Open
Description
In places like equals
methods and array_equivalent
, we do things like (left == right).all()
or ((left == right) | (isna(left) & isna(right))).all()
. For large arrays that are not equal, we can do much better with something like:
def all_match(left, right) -> bool:
if left.dtype.kind != "i":
# viewing as i8 will make NaNs be treated as equal
return _all_match_i8(left.view("i8"), right.view("i8"))
return _all_match_i8(left, right)
cdef bint _all_match_i8(const int64_t[:] left, const int64_t[:] right):
cdef:
Py_ssize_t i, n = len(left)
for i in range(n):
if left[i] != right[i]:
return False
return True
Some profiling results:
In [2]: arr = np.arange(10**6)
In [3]: arr2 = arr.copy()
In [4]: arr2[0] = -1
In [5]: %timeit np.array_equal(arr, arr2)

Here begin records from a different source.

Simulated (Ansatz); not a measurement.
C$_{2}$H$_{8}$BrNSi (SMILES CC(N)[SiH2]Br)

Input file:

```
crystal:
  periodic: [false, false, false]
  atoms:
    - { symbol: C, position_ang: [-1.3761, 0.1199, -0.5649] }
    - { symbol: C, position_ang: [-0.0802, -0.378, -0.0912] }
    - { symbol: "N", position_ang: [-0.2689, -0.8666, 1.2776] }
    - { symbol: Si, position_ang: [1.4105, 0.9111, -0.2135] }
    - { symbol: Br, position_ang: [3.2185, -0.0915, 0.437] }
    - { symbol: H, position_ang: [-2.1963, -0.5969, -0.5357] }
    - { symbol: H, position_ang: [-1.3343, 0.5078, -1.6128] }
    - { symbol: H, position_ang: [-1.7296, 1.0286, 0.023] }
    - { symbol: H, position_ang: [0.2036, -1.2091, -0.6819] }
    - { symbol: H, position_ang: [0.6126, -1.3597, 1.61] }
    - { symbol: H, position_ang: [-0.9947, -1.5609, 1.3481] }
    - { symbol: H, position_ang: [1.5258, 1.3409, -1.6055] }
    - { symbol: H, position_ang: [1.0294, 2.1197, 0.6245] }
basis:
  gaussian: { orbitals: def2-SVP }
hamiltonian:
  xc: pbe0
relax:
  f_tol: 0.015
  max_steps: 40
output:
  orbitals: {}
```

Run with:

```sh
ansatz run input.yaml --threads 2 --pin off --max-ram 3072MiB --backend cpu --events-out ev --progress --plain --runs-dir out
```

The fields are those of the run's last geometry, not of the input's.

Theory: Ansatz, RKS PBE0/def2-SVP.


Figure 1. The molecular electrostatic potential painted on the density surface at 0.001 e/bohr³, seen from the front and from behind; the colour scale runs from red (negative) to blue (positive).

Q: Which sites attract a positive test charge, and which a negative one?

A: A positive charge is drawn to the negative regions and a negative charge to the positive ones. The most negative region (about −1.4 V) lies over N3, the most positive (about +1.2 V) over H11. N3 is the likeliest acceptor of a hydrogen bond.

831 µs ± 42.8 µs per loop (mean ± std. dev. of 7 runs, 1000 loops each)
In [6]: %timeit all_match(arr, arr2)
1.27 µs ± 58.8 ns per loop (mean ± std. dev. of 7 runs, 1000000 loops each)
In [7]: %timeit np.array_equal(arr, arr)
416 µs ± 16.3 µs per loop (mean ± std. dev. of 7 runs, 1000 loops each)
In [8]: %timeit all_match(arr, arr)
812 µs ± 5.84 µs per loop (mean ± std. dev. of 7 runs, 1000 loops each)
So in cases that short circuit early, we can get massive speedups, but this implementation is actually 2x slower in cases that dont short-circuit (for reasons that are not clear to me).